As a film critic, I spend many hours thinking and writing about performances each year. Yet when the Hollywood Foreign Press Assn. announced that it would not consider Scarlett Johansson's work in "Her" for a Golden Globes award, it stopped me.
Their reasoning: She did not have a physical presence on screen. That we can agree on. But she did have a very real presence nonetheless. "Her" would not be the same film without her. The decision has an arbitrary, old-fashioned feel to it in this new techno-centric age.
It seems particularly ironic given the topic writer-director Spike Jonze is toying with in the film. His cut at our evolving relationship with technology and his observations on "artificial" intelligence is as acerbic as it is astute.
As an operating system that dubs herself Samantha, the character is not only mere sound but the very spine of Jonze's story. I was hooked as quickly as Joaquin Phoenix's Theodore was, getting to know a very specific personality, sensing her hesitations. In their growing interdependence, I began to worry about her as much as him.
As Jonze examines it in the film, "intelligence" — nature or artificial — is about understanding and adaptation, adaptation means change and choice, and all of it implies thought and contemplation. Samantha's very existence — whether visible or not — brings that home powerfully.

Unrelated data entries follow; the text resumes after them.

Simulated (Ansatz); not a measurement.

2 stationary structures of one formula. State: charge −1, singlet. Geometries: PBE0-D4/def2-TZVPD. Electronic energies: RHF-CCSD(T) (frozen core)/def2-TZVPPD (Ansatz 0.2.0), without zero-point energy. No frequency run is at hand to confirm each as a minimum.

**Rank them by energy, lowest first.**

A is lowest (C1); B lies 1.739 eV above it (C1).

Johansson certainly represented something specific for the director. Jonze first cast and shot the movie with Samantha Morton as "Her," only to recast with Johansson and then reshoot the scenes with Phoenix. It seems that her — whether Morton or Johansson — performance affected his.
There were other performances that caught my attention this year that we also didn't see but which certainly factored in to the success of their films.
Physically what we see in Peter Jackson's film is a fierce fire-breathing dragon, devilish eyes, tail switching, belly glowing. Not a single scale is Cumberbatch's doing. But the fire in Smaug's belly? It would have no meaning without the menace that slithers into the actor's voice. When Smaug speaks, the sound curls around you like smoke — insinuating, sneering, scathing.
And, oh, what a voice. Smaug sounds not a bit like Sherlock Holmes in the BBC series, or "Star Trek's" Khan, or "12 Years a Slave's" Ford, or "August: Osage County's" Little Charlie, or "The Fifth Estate's" Julian Assange. Same actor, different sense, sensibility — and sound — for each.
Let me not forget Josh Gad. His is the voice behind the charmingly comic innocent Olaf in Disney's animated "Frozen." If you were to see Gad in the flesh, he is nothing like Olaf. No snow, no buck teeth, no bald pate. But Olaf would not be Olaf, not as lovable, not as forgivable, without Gad's warm self-deprecation.
The time seems right for a serious reconsideration of what defines a performance, whether flesh and bone is a requirement. After all, technology is not going away, it's only going to get more sophisticated, pushing filmmakers and actors into new territory. Shouldn't we celebrate the risk-takers willing to go there first?
What about motion-capture? An actor in front of a green screen, sensors transmitting his movement into a computer that builds the image we see. "Avatar's" Na'vi would have been nothing without it, or certainly not the stunning blue creatures they were. Is that acting because we can see it? Or because of its effect? Or some amalgam of both?
Let me leave you with this. What I experienced from these three exemplary actors was something tangible. Something real. Something noteworthy. So until Hollywood sorts it out, consider this my awards for the best disembodied performances of the year.
The gold for best unseen intelligent being goes to Scarlett Johansson for "Her." The prize for stellar villainous vocalizations belongs to Benedict Cumberbatch for Smaug. And the winner of the finest inner-voice of a comically cartoon character is Josh Gad, hands down.